Day 340: I was asked today if I was still ‘off the beer’ and after responding yes, asked when I thought I would drink again. Is that not the problem? We either expect failure or we expect people to drink?! There was no malice in the question and probably no depth to their thinking but nonetheless I walk away thinking about my sobriety and the way it is viewed.
I’ve had some crazy dreams this week. I don’t normally remember my dreams as vividly as I have of late but so far in my sleep I’ve drank alcohol (secretly and openly), I’ve stabbed somebody to death with a knife and unrelated I’ve ran away with nothing more than a hold-all. I think I ended up in Spain or somewhere on a bus. If there are any Psychologists out there who care to dissect those dreams get in touch!

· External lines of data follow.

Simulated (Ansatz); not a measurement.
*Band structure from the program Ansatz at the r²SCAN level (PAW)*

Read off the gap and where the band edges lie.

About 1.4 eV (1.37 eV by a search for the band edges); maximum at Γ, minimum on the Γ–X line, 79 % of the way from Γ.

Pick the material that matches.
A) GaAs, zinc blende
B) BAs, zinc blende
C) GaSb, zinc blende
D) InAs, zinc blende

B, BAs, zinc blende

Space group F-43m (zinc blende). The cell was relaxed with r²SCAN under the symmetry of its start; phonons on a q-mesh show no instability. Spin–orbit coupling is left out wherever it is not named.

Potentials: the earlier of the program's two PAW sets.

So, I’m at the match today – as I write. I’d normally be spending half time on the beer but now I’m spending the break blogging. I’ve had a season ticket at Sunderland football club for a number of years. It used to be one of my favourite times to get pissed and to be honest, the football came second to the boozing. I drive to every game now and being sober brings the social anxiety which has grown over the last few years and can no longer be suppressed by beer. I haven’t enjoyed the football this season in terms of travelling to the stadium, being in crowds and hanging around pre-match in the bar. I’m spending more time at my seat and I suppose once I’m there it isn’t so bad. I don’t go out much anymore and this is probably the main bit of social interaction I have with larger groups of the general public.
We won 1-0. Awful game of football. Just home. Feel pretty flat to be honest. Haven’t really been in the mood today and driving home I just turned the radio off and the journey weirdly seemed to pass me by. As if I wasn’t even present and in the driver’s seat. Do you ever get the urge on a quiet straight road to put your foot to the floor and let go of your self-control?
Maybe not. It was one of those journeys. I’m home. The joys of my mind. We go again tomorrow.